The Washington Times Has History of Hyped Stories, Shoddy Reporting and Failing to Correct Errors
The Washington Times has a long record of hyped stories, shoddy reporting and failure to correct errors
In the summer of 1999, The Washington Times ignited a scandal that embarrassed Al Gore's fledgling presidential campaign — and became a famous example of the paper's talent for floating sensational stories into the mainstream media, even when those stories turn out to be riddled with factual errors and laced with baldly deceptive rhetoric.

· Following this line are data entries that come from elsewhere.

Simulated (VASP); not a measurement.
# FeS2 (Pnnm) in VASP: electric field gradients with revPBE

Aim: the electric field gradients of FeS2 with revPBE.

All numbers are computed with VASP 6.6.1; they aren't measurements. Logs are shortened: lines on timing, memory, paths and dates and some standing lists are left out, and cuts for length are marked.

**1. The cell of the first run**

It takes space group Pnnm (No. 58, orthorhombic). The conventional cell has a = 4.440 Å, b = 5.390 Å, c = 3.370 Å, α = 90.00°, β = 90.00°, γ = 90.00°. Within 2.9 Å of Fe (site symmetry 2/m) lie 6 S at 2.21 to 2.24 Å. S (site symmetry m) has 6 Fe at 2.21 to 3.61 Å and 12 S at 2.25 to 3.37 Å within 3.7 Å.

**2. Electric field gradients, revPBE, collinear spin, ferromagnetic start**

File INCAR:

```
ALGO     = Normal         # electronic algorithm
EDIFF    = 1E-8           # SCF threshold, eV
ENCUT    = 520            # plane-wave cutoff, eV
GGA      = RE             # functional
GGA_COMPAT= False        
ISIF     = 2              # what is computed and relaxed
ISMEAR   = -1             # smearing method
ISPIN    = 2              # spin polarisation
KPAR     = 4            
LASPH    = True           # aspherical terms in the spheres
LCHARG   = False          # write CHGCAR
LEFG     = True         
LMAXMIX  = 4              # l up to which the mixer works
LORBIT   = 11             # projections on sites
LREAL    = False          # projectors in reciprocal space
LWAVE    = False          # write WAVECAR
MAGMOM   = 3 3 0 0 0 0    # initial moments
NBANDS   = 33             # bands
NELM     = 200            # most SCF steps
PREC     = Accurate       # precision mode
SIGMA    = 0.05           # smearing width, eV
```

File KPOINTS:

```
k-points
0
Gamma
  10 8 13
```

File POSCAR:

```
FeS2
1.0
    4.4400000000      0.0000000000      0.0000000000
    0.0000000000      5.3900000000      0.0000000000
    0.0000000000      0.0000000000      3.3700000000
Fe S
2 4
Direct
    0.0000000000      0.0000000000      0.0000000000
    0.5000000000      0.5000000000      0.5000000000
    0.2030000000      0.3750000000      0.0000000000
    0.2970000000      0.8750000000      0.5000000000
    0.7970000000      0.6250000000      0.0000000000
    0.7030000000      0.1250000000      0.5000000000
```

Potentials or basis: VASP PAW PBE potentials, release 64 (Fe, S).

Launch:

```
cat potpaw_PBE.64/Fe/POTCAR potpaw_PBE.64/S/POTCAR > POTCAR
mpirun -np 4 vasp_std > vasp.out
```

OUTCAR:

A month after announcing his bid for the White House, Gore had tried to highlight his environmental message by paddling down the Connecticut River with a canoe full of reporters and local politicians. At the end of the ride, he stopped for a press conference where he announced some big grants designed to protect rivers. So far, so good.
But Gore's outing backfired the next morning, when the Times' front page reported that local authorities had blown $7 million to keep Gore's canoe from running aground on the drought-stricken river, raising the water level by releasing nearly 4 billion gallons from a nearby dam.
"New Hampshire opts to float Gore's boat," read the chiding headline. A scandal that would soon grow to such proportions that it had a name — "Floodgate" — was born.
"The implication was clear," Eric Boehlert later wrote in Rolling Stone magazine. "In a clumsy abuse of power, Al Gore, a supposed friend of the environment, gladly wasted precious natural resources to stage a political event."
The Times exposé was much too juicy for the scandal-hungry press to pass up. The same afternoon the Times undammed Floodgate, the impact of the scandal was already being debated on CNN's "Inside Politics."
The print media hopped on board, too: "Gore in environmental quandary," said the Associated Press. "Critics Paddle Gore in 'Dam' Rowing Row," said the New York Post. "A Canoe Trip Becomes a Political Misadventure for Gore," said The New York Times.
One problem: The Washington Times had gotten the story wrong. No one affiliated with the Gore campaign had requested the water level be raised; the head of the river commission had come up with the idea, hoping Gore's canoe ride would bring national attention to her cause.
The $7 million price tag was wildly misleading; the local utility company that owned the dam had already planned the release the water, as it habitually does, and simply moved up the release time to accommodate Gore's trip.
Rather than being wasted, the water passed through hydroelectric turbines and generated power that was sold to other utility companies. And the amount of water released was not 4 billion gallons, but perhaps 500 million — a fact that the Times didn't correct until a week after the original story, long after other media outlets had taken Floodgate and run with it.
'Gong Show Journalism'
For most American newspapers, making so much noise with an inaccurate story would have been a huge embarrassment. Heads would roll. Penitent promises of stepped-up fact-checking and editorial trustworthiness would be made to readers.
But The Washington Times is not most American newspapers.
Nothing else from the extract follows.